Saturday, January 19, 2008

How to fake UFO photos, by Almiro Barauna

The article was written by Vinicius Lima, showing "how to make a Martian spaceship", and this is the catch, the photo trickery was done by Almiro Baraúna.

Less than four years later, the very same Baraúna allegedly took photos of a real flying saucer while aboard a ship near the Trindade Island, on what would become a classic and to some, one of the best UFO cases ever.


Warning: do not read this article if you think you might be a UFO "believer."

5 comments:

Anonymous said...

Frankly, virtually ALL the UFO photos I've seen (here and elsewhere) look fake to me. I believe in the UFO EXPERIENCE (including abductions, etc.) I just don't happen to think that this type of experience involves anything that can be readily photographed, especially not something that looks like a couple of plates glued together and then photographed slightly out of focus....

Anonymous said...

Most photographed UFOs may literally be "flying saucers"!

Mac said...

I think there are *some* instances of authentic UFOs captured on film (or microchip), but would venture to say the overwhelmingly vast majority are either misidentifications or hoaxes.
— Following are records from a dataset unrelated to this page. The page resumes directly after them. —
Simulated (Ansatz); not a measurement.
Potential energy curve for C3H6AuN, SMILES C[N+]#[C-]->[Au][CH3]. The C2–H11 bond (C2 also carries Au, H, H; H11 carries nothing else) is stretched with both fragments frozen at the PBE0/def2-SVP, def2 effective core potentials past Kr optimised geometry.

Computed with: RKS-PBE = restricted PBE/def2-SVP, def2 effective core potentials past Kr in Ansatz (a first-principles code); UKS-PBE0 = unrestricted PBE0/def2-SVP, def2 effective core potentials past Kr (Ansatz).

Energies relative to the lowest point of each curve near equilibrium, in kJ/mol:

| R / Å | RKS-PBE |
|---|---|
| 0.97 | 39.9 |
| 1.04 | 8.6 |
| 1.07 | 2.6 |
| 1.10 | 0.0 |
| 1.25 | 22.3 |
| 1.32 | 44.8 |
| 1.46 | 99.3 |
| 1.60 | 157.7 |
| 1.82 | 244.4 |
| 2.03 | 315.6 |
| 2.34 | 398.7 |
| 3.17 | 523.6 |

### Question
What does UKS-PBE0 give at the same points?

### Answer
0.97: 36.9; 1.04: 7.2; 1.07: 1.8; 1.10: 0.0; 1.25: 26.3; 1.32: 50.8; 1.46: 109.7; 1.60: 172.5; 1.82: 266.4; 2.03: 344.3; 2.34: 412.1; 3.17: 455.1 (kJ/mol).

The Paul Trent case continues to intrigue me, but I wouldn't be terribly surprised if it collapsed. And if it did -- big deal. UFO photos have never constituted especially persuasive (or useful) evidence.

But they're certainly eye-catching!

Anonymous said...

Mac -- I suspect we're in basic agreement here. One interesting issue that this raises, though -- how can we ever determine whether a given UFO photograph is authentic or not. One of the rules of scientific theories is that they be "falsifiable." And if the theory is, "this picture is an authentic picture of a UFO" is the theory and especially if it is decades old, it is not falsifiable in principle except by the photographer himself or herself admitting it was a hoax. This seems to happen occasionally but not very often.

Anyway, I googled Paul Trent and hit the freaking mother lode. You almost certainly know about this site (in fact, as I recall, you may have posted this link at some point) but it seems worth pointing to again.

UFO Pix Mother Lode

BTW, I'm convinced the "earliest" UFO photo, the 1870 Mt. Washington pic, is actually of a primitive airship that the government was experimenting with. It's long and narrow and just LOOKS like a dirigible. It is certainly not inconceivable that these formed some kind of secret experimental project back then. Balloons were invented way back in the 18th century (so the caption claim that there was no human flight back in 1870 is simply false) and were used extensively for observation platforms by Union forces during the Civil War.

Anonymous said...

More thoughts on this...

And even given the fact that a particular UFO pic might be authentic, what exactly does that mean? All it means is that it is a picture of SOMETHING that was not constructed for the occasion by the photographer or persons in cahoots with the photographer for the purpose of gaining publicity.

An authentic UFO photo is therefore not necessarily a photograph of an alien spaceship. It could be, as in my example above, an experimental aircraft of some sort or who knows what. By Occam's Razor and a general appeal to plausibility, I would place "alien spacecraft" LAST on the list of possible explanations of authentic UFO photographs. (But most people now when they're discussing the subject -- present company excepted, of course -- virtually equate the term "UFO" with "alien spacecraft.")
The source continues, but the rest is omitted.